Murder mystery set in France
Memoir set in BIRMINGHAM
6th July 2020
Broken Greek by Pete Paphides, memoir set in Birmingham 1970s/80s.
Chosen as BBC Radio 4 Book of the Week.
I listened to this on audiobook and it took me right back… to a childhood of pop music, Top of the Pops, Woolworths, Wimpy and being able to smoke on the top of metropolitan buses. All in the 1970s/80s.

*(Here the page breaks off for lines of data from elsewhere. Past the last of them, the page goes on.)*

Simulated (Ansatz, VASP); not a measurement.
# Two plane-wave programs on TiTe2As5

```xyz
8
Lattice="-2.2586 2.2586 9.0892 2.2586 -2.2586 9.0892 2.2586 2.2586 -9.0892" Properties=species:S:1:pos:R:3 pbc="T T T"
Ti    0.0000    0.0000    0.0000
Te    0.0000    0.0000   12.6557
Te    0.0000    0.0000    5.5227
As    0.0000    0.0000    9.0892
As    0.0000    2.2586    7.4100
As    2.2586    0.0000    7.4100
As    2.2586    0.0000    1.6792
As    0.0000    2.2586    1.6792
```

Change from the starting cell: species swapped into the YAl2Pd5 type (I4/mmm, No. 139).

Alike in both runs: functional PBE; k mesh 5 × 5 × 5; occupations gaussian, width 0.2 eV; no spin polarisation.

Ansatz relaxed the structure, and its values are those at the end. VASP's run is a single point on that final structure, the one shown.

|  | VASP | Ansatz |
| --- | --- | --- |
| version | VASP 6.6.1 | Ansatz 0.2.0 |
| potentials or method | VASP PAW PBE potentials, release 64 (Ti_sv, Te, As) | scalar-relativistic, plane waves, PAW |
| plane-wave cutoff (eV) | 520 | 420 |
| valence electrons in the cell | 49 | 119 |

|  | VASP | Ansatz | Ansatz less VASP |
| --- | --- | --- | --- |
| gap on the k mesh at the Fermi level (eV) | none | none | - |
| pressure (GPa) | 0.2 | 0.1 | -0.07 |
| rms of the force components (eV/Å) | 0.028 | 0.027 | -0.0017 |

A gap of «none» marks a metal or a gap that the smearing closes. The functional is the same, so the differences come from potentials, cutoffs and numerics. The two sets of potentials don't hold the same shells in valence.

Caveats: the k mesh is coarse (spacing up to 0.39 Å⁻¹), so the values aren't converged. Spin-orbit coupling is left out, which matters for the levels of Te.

Takis, who soon wanted to be called Peter, was the son of Greek / Greek Cypriot parents, who were, as it turns out, unhappily married. As a couple they ran various fish and chip shops around Birmingham and had to work hard to make a living. Little Peter went on holiday one Summer with his parents, to Greece and to Cyprus and he experienced carefree days with the extended family. When he came back, selective mutism descended and he only chose to speak to members of his close family. That lasted three years until – almost casually – his brother Aki intervenes and the author’s ability to speak and interact is restored. But this kind of behaviour is about keeping oneself emotionally safe and the mutism may have passed but other forms of ritual behaviour ensued.
From that point forward this is the story of the shy and prepubescent Peter cleaving his way through friendships and school, with a clear interest in the music scene of the era, an interest that gave him focus and meaning. If you grew up in the late 1970s, early 1980s you will be enchanted by the copious mentions of familiar titles and musicians! They are all there, from Abba to Dexys Midnight Runners, Brotherhood of Man to UB40 and The Police, and many, many more.
Pete’s anxiety was in part the worry that he was more in tune with English culture than with his familial traditions and somehow the disappointment shown by his parents would possibly have felt pretty intolerable. Fantasies about parental substitutes amongst the pop glitterati kept him anchored, but feeling guilty.
Wow, the era really does transport you. Dial-A-Disk, anyone remember that? You would dial a number (you had to dial 16!) and there would be an automatic play of a random disc from the Top 10. Repeat it and you might well get another randomised choice. Or not! You could easily hear the same tune twice if you were unlucky!
I found this memoir quite charming and poignant. I am glad to say that Pete went on to have a career as a music critic. If you are familiar with the music of that era, then this will be a trip back in time. Personally, I got to the point when Adam and the Ants appeared and it was then that my interest waned a little. This is a book, in its paperback form, of just short of 600 pages and so it is a lengthy tome stuffed with memorabilia from the 70s and 80s. Overall, a delight for those looking for a memoir of growing up at a time when the pop scene was so vibrant and eclectic. And how heart-rending is that cute little boy on the cover, looking so shyly yet keenly at the camera!